Australian business conditions best in four years: survey
SYDNEY (Reuters) - A measure of Australian business conditions hit the highest in four years in July as firms reported a sharp pick up in sales and profitability, though many remained reluctant to hire new workers.
National Australia Bank's survey of more than 400 firms showed its index of business conditions jumped 6 points to stand at +8 in July, the highest since early 2010 and an upbeat sign for the economy in the third quarter.
The survey's measure of sales climbed 7 points to +14, while that for profitability surged 7 points to +10. The employment index added 3 points but was still soft overall at 0.
The pick up in activity also looked to have legs with the index of forward orders rising 4 points to +5, well above its long-run average.
"Firms still appear unfazed by the Federal government's 'tough budget', possibly taking comfort in the bounce back in consumer confidence," said NAB's chief economist, Alan Oster.
"Stronger sales and profits are driving the trend, but the recovery continues to be relatively jobless with the employment index seeing more moderate gains."
The improvement would be welcome news to the Reserve Bank of Australia (RBA) which has held interest rates at record lows of 2.5 percent for an entire year to support the economy as a long boom in mining investment fades.
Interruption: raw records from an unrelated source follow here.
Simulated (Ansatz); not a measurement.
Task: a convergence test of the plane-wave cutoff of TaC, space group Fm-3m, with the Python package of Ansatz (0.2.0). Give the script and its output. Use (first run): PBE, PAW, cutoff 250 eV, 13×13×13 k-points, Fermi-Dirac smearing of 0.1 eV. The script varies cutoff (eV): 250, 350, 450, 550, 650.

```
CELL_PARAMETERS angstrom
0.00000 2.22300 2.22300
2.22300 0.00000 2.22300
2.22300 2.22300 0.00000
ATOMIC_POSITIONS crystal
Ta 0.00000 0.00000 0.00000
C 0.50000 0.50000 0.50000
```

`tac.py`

The central bank is a close watcher of the NAB survey, which has a good track record as a leading indicator of economic activity.
The survey showed capacity utilization jumped notably in July to 81.0 percent, following a sharp fall in June, reaching its highest level since early 2012.
Measures of price pressures accelerated a little in July. Labour costs were up 1 percent at a quarterly rate, in part due to a rise in the minimum wage.
Final product prices remained subdued, though retail prices did pick up somewhat.